Another of Fishback’s max-out donors is similarly a historic backer of Democrats who lately has ventured into supporting figures on the fringes of both parties: Parviz Tayebati, a Port Biscayne-based tech investor. 

Tayebati has donated a total of $19,000 to committees linked to Rep. Thomas Massie (R-KY) and $6,600 to former Rep. Marjorie Taylor Greene (R-GA), both hard-right figures who have increasingly leaned into an anti-Israel identity toward the end of their tenure. He has also donated $3,500 to a PAC supporting one of Greene’s unsuccessful replacements, former state lawmaker Colton Moore, who once was a firm supporter of Israel but more recently became the lone Republican in the state Senate to oppose adopting the International Holocaust Remembrance Alliance’s working definition of antisemitism.

In May, Tayebati gave $2,000 to Platner and another $1,000 to Effie Phillips-Staley, a left-wing Democrat who picked up an anti-Israel drumbeat in her failed bid to become the Democratic nominee against Rep. Mike Lawler (R-NY).

One of the few donors to comment for this story, Tayebati told JI he donated to Fishback after seeing a social media video of him criticizing Israel’s military campaign in the Gaza Strip. However, he called his decision to give money to the candidate “short sighted,” and pleaded ignorance of Fishback’s full views at the time of the donation in January.

“After I found out how extreme and actually antisemitic he is I regretted my support,” Tayebati wrote in a text message, adding that he has changed parties several times in the years since he arrived in the U.S. from Iran. “I am an American citizen and believe anyone who becomes a citizen [in] this country must have their loyalty only to America first and view anyone who is a U.S. citizen but uses their rights and freedom to promote another country as traitors and should be deported.”

Tayebati has also supported a few less extreme candidates, including Dr. Annie Andrews, a Democratic challenger to Sen. Lindsey Graham (R-SC) and Rep. Nancy Mace (R-SC).

Fitting a similar pattern is physician Mohamad Naem of Tampa, Fla., who has given the maximum to Fishback while also donating $7,450 to El-Sayed’s campaign in Michigan, blowing past the $7,000 campaign contribution ceiling. The Senate candidate’s team told JI they would refund the over-the-limit funds, but declined to comment for this piece beyond vowing they had never shared any donor list or had other contact with Fishback. 

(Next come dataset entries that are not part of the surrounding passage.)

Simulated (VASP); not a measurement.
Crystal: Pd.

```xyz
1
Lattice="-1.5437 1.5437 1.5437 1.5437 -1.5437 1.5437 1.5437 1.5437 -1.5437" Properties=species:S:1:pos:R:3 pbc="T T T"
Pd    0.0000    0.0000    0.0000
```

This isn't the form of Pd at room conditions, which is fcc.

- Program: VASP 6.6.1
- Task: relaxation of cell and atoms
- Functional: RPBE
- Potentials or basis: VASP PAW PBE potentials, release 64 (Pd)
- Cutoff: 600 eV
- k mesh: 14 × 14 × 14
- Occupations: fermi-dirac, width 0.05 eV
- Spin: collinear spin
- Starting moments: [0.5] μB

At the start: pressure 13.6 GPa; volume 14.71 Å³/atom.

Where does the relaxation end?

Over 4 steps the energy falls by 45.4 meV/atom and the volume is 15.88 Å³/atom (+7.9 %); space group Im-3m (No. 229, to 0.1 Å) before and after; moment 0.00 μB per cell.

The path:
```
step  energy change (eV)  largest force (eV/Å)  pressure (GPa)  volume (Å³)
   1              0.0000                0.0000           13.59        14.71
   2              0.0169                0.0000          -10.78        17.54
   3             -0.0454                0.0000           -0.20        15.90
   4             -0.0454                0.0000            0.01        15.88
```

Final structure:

A longtime supporter of Tlaib, in late 2023 Naem began also sending cash to her Squad colleagues Lee, Bowman, Rep. Ilhan Omar (D-MN) and former Rep. Cori Bush (D-MO). Also in the 2024 cycle, he donated $2,000 to Pervez Agwan and $1,000 to Preston Nouri, both left-wing upstarts who made criticism of Israel and AIPAC a central theme in their campaigns.

Last year, he contributed $3,333.34 to the committees of Rep. Andre Carson (D-IN) and $1,500 to Rep. Delia Ramirez (D-IL), both key backers of legislation that would sever military aid to the Jewish state and of resolutions condemning its actions, while keeping up his support for Omar and Tlaib. 

In recent months, along with donations to El-Sayed, Naem has given smaller amounts to Phillips-Staley and to Eric Yonce, another unsuccessful Israel critic who ran for Congress in Florida.

As with Khan and Tayebati, Naem has made a few donations to candidates supportive of Israel, including Sen. Jim Risch (R-ID), Rep. Abe Hamadeh (R-AZ) and Rep. Cory Mills (R-FL). He also gave $1,000 in 2025 to Rep. Marlin Stutzman (R-IN), who in June proposed winding down U.S. aid to Israel, although the congressman has aligned his position with that of Israeli Prime Minister Benjamin Netanyahu.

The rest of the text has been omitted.